Pakistan militants bolster numbers


BAHAWALPUR, Pakistan (AP) — The compound bore no sign. Residents referred to it simply as the school for “jihadi fighters,” speaking in awe of the expensive horses stabled within its high walls — and the extremists who rode them bareback in the dusty fields around it.

In classrooms nearby, teachers drilled boys as young as 8 in an uncompromising brand of Islam that called for holy war against enemies of the faith. Sitting cross-legged on the floor of the Dar-ul-uloom Madina school, they rocked back and forth as they recited sections of the Quran, Islam’s holy book.

Both facilities are run by an al-Qaida-linked terror network, Jaish-e-Mohammed, in the heart of Pakistan, hundreds of miles from the Afghan border that is the global focus of the fight against terrorism. Their existence raises questions about the government’s pledge to crack down on terror groups accused of high-profile attacks in Pakistan and India, and ties to global terror plots.

Authorities say militant groups in Punjab are increasingly sending out fighters to Afghanistan and the border region, adding teeth to an insurgency spreading across Pakistan that has stirred fears about the country’s stability and the safety of its nuclear weapons.

The horse-riding facility, discovered by The Associated Press during a visit to this impoverished region, had never before been seen by journalists.

There, would-be jihadi fighters practice martial arts, archery and horse-riding skills and get religious instruction, according to a former member of Jaish-e-Mohammed, who spoke on condition of anonymity because he did not want to be identified by ex-comrades or authorities.

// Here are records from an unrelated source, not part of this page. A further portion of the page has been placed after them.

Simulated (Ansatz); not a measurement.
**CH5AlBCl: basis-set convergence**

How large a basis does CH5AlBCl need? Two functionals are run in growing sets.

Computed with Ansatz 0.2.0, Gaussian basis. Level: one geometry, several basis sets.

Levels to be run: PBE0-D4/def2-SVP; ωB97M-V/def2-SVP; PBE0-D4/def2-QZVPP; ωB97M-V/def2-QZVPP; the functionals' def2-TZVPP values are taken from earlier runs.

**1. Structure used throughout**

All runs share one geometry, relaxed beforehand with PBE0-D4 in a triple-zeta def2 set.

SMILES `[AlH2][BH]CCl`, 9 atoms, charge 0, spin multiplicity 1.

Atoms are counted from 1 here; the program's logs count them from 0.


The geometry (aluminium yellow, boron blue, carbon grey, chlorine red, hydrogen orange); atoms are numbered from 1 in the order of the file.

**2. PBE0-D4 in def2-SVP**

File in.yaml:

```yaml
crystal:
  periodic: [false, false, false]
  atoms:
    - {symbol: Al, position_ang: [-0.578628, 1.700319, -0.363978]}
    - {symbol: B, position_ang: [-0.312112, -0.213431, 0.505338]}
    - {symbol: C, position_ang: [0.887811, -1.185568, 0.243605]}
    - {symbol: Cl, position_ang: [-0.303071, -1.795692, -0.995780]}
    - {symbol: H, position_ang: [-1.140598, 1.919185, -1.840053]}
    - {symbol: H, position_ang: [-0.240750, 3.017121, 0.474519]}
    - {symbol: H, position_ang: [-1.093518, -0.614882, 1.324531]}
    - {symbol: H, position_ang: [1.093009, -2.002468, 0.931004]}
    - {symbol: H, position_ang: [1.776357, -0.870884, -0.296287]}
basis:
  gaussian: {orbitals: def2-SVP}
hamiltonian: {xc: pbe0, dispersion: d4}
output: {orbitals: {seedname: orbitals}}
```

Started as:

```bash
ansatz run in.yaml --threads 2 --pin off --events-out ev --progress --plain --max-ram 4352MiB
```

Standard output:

Pakistan has seen a string of attacks, including the ambush this month of Sri Lankan cricket players in the Punjab capital, Lahore, and a truce with extremists in Swat less than 100 miles from the capital, Islamabad, that have heightened alarm in Washington and other Western capitals that the country is slipping into chaos.

Amid the near daily onslaught of violence, the country’s president and opposition leader have been locked in a bitter political dispute that has exposed the weakness of the civilian government less than a year after it took over following years of military rule by Gen. Pervez Musharraf.

Pakistan outlawed Jaish in 2001, but has done little to enforce the ban, partly out of fear of a backlash but also because it and other groups in Punjab were created by the powerful intelligence agencies as a proxy force in Afghanistan and Kashmir, a territory disputed with rival India.

Jaish is believed to have been formed in 2000 by hard-line cleric Masood Azhar after he was freed from an Indian prison in exchange for passengers on a hijacked Indian Airlines flight that landed in Taliban-controlled southern Afghanistan the same year.